I'm wondering if there is not a way to compute the complement of a list comprehension in Python. Something like:
evens = [i in range(10) if i % 2 == 0]
odds = [i in range(10) if i % 2 != 0]
is there a way to get both evens and odds in one call? For a very large list, or a more expensive if statement, I think this would save a lot of time.
I believe this question has been asked before, but I am not finding the link currently.
If you are trying to get more than one predicate and you only want to iterate once over the original generator, then you will have to use a simple for loop.
evens = []
odds = []
for i in xrange(10):
if i % 2 == 0: evens.append(i)
else: odds.append(i)
As @dawg pointed out, the logic inside the loop can be made more concise using clever indexing.
for i in xrange(10):
(evens,odds)[i%2].append(i)
itertools.groupby is what I'd use.
In [1]: import itertools as it
In [2]: key = lambda i: i%2 == 0
In [3]: l = list(range(10))
In [4]: l.sort(key=key)
In [5]: [list(i[1]) for i in it.groupby(l, key=key)]
Out[5]: [[1, 3, 5, 7, 9], [0, 2, 4, 6, 8]]
I would do one of the following:
evens = [i in range(10) if i % 2 == 0]
odds = [i in range(10) if i not in evens]
Or with better performances:
evens = [i in range(10) if i % 2 == 0]
evens_set = set(evens)
odds = [i in range(10) if i not in evens_set]

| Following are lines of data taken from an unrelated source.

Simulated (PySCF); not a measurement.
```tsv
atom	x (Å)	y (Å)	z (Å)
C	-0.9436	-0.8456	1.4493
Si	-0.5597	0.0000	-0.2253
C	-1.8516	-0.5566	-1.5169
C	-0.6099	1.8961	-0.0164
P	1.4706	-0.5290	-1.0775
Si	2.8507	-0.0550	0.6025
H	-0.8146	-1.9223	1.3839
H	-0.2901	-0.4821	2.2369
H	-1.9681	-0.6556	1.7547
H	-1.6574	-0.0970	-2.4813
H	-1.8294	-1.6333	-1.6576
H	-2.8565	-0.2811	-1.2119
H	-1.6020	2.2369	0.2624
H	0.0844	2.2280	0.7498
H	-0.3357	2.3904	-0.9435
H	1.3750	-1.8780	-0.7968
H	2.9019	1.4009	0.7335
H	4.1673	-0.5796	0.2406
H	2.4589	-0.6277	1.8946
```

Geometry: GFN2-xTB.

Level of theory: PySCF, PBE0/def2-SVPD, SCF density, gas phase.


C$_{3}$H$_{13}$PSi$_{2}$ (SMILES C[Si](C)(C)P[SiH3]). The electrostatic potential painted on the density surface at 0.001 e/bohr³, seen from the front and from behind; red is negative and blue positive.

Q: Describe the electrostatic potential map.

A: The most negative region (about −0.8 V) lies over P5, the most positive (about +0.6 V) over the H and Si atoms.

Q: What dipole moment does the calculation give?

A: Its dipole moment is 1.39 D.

Working with set is better in performance, as the not in query costs O(1) instead of O(n) in lists
In short, you can get both True and False cases in one call, but you'd still need to split them into two lists. You could do
range_10 = range(10)
odds = range_10[1::2]
evens = range_10[::2]
but the benefit of that would be negligible. (In fact, you'd be creating three lists instead of two). You'd only want to do that if the cost of range(10) was so high that it would offset creating two lists.
Using slicing like I did should be slightly faster than using a test and explicitly appending.